Armin Ronacher: I am doing HTTP wrong

published May 11, 2012

Armin Ronacher has a fresh look at HTTP from Python, at PyGrunn.

See the PyGrunn website for more info about this one-day Python conference in Groningen, The Netherlands.

Most Python web frameworks approach HTTP in the same way. For a project I started looking at it in a more basic way, wondering if the lower TCP level would be enough.

Usually you have a request object, you return a response object, and some other layers (like in WSGI) may change some things along the way. Why don't we abstract that more? What do we like about HTTP?

  • It is plain text.
  • You can use the REST concept.
  • Content negotiation (returning html or json).
  • Incredibly well supported: every browser supports it.
  • It works where TCP does not. In some cases you cannot use TCP, but can use HTTP, like Windows mobile before version 7.
  • It is somewhat simple to implement.
  • You can upgrade to custom protocols when needed.

You can stream HTTP or buffer it up. In Python the headers will always be buffered up in WSGI. Same for headers, forms, files. When all has been gathered and is ready, the HTTP is streamed back to the client.

When your server has started reading the data of a request, it can no longer tell the client to stop sending. You could reject too large requests. But what is large? A form of 16 MB that needs to be loaded in memory may be too large. A big half gigabyte file that is directly stored on disk, hardly using any memory in the process, may be fine. So lots of Python web frameworks are vulnerable to attacks by sending it big requests.

A new approach

Dynamic typing has made us lazy. We treat HTTP as an implementation detail.

For a web app we have defined schemas so we can push around data in our application between client and server, without needing keys in request parameters.

Be strict in what you send, but generous in what your receive; variant of Postel's law. When you do that, you need to know what you recieve and know if you can trust it.

A GET request has no body, so parameters have to be URL encoded. So there is inconsistency with JSON POST requests.

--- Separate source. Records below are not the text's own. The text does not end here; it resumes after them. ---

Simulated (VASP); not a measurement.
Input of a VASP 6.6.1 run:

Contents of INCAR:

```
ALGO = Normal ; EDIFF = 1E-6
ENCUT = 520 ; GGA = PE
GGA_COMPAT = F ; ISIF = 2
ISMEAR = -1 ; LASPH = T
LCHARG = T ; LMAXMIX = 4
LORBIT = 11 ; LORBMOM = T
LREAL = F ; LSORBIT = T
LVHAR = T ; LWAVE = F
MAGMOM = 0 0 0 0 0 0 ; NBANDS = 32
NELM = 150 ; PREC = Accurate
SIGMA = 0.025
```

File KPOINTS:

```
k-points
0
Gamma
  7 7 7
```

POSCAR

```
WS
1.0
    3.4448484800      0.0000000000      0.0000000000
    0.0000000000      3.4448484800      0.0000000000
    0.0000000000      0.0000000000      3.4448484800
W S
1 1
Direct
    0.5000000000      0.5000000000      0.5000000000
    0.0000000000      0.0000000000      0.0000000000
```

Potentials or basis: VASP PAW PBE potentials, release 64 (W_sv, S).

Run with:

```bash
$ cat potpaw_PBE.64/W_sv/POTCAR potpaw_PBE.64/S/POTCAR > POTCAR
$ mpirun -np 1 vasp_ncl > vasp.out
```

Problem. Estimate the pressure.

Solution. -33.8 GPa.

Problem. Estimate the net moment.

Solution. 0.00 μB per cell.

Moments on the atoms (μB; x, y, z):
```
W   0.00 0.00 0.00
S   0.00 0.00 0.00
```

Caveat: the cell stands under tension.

How do we handle streaming data? We don't. For things that need actual streaming, like file upload or send, we have separate end points. Streaming is really very different, but we can stream until we need buffering.

We can discard useless stuff, keys that users send us but that we will not handle.

Modern web apps are APIs. Separate from that you have the front-end. Do you need to support 'dumb' clients? Move the client logic to the server, for example handle javascript on the server.

We are currently using this for an iOS game.